The indictment Thursday (July 21) of three men on insider trading counts received a lot of attention, because it appears to be the first such charges involving the trading of digital assets. One of the three men worked for the trading platform Coinbase (COIN), and according to the Justice Department, tipped off his brother and a friend about which coins were about to be offered on the site. There is no reason to think that Coinbase managers knew about this collusion, and indeed the company seems to have been early to note the suspicious trading patterns.
But a related civil complaint from the Securities and Exchange Commission (SEC) may create some legal headaches for Coinbase. According to the complaint, nine of the 25 coins that were involved in the insider trading are “crypto-asset securities,” which the complaint specifically says “meets the definition of ‘security’ under the federal securities laws.)”
This could spell trouble for Coinbase, which has never registered with the SEC. A Coinbase spokesman did not immediately return an e-mail seeking comment.

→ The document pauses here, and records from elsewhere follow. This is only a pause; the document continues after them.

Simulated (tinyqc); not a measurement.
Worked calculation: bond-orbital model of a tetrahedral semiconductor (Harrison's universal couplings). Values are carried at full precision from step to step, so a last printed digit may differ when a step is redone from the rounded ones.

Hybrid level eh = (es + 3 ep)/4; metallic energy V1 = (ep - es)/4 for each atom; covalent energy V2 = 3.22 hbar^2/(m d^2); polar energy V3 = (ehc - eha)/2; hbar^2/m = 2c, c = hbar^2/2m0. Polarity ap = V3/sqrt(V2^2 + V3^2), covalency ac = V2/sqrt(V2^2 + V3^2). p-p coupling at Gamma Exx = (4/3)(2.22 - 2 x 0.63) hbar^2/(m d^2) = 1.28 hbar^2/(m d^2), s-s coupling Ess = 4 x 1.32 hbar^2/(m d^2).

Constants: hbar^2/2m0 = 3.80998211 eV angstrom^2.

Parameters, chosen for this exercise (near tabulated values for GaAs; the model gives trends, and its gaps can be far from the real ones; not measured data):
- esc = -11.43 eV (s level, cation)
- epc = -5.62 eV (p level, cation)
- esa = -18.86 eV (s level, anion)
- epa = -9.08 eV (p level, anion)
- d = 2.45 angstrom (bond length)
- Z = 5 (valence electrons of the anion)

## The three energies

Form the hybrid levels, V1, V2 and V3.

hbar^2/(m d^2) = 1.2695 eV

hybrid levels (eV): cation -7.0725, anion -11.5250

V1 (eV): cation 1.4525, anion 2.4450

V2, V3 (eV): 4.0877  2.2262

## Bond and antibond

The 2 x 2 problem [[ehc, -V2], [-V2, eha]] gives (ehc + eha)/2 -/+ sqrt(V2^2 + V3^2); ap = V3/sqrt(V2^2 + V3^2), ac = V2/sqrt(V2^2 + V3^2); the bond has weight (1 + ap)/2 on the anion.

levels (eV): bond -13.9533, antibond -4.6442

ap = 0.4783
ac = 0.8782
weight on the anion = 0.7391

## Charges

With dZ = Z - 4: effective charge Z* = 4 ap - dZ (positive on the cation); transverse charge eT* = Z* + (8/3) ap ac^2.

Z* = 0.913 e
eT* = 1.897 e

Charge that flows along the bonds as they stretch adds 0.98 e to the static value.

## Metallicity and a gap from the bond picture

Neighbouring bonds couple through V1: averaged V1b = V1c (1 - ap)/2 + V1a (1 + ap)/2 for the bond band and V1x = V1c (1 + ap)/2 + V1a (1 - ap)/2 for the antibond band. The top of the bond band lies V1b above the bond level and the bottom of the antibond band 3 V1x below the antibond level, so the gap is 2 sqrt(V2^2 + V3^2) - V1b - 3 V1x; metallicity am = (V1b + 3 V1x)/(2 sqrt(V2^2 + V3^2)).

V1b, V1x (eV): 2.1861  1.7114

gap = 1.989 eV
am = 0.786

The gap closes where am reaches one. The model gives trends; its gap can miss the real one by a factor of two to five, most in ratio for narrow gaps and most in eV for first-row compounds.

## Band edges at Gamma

For years, many within the cryptocurrency community has complained that the SEC at best uses confusing criteria for determining which cryptocurrency coins are considered securities. The company behind the popular coin XRP, for example, is engaged in lengthy litigation with the SEC, contending that XRP is not a security.
Conor Almquist, an associate at Fried, Frank, Harris, Shriver & Jacobson, said in a note to clients: “Regardless of the quality of the SEC’s analyses of the crypto-assets, it is undoubtedly frustrating for an entity that has been operating and offering tokens for years to discover that its products may be determined to be a security by way of a civil complaint to which it is not a party.”